ARTeFACT: THE PAINTING THAT CHANGED THE WORLD
Artefact
The painting that changed the world.
Any times we here of great speeches by orators and master tacticians that helped end wars. Could art works do the same? We find out on this episode of ArteFact.
World renowned photographer Nick Ut captured a picture, when America dropped a lethal bomb in Vietnam in 1972. Nick Ut captured the photograph on June 8, 1972, when he was working with Associated Press, an American News Agency. The picture of a Vietnamese girl who was burned all over the body in the napalm bomb attack by America shook the conscience of everyone.
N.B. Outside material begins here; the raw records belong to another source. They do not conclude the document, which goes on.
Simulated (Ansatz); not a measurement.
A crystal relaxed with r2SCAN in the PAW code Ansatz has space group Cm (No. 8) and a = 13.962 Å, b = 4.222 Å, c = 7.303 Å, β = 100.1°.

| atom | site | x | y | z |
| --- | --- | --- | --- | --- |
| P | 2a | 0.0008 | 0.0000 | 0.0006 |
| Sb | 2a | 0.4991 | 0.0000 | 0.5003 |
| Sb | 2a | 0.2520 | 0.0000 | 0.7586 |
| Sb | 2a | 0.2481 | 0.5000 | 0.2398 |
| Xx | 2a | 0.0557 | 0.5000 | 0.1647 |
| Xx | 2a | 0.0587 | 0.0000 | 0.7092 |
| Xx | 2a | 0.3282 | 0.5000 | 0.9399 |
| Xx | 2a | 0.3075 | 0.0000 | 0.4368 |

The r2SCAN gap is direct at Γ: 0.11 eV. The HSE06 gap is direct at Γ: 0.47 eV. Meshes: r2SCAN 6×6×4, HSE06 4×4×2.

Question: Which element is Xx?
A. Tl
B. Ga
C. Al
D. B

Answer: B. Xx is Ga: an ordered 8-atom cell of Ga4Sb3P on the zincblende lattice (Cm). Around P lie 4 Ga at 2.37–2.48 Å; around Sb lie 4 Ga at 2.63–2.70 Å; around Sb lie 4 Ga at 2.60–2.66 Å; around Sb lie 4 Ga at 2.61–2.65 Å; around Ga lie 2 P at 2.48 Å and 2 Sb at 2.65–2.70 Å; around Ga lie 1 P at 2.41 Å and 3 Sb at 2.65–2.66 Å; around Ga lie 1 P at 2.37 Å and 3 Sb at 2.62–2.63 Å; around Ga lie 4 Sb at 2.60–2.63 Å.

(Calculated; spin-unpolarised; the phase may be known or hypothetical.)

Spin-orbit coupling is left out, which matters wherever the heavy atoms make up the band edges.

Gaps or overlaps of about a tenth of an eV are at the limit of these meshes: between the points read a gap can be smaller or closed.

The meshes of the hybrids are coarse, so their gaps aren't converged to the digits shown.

If there was one photograph that captured the horrific nature of the Vietnam war, one photograph that tore at our collective conscience, it was the picture of a nine year old girl, running naked down a road, screaming in agony from the jellied gasoline coating her body and burning through skin and muscle down the bone. Her village in the Central Highlands of Vietnam was napalmed that day in 1972, and the little girl took a direct hit. It would take many years, and 17 operations to save her life. And when she finally felt well enough to put it behind her, that very photograph would make her a victim, all over again.
Kim Phuc the lady he photographed said "I saw the bombs. I saw the fire. There was a terrible heat," Kim remembers. "I tore off my burning clothes. But the burning didn't stop. People poured water over me from their canteens then I fainted.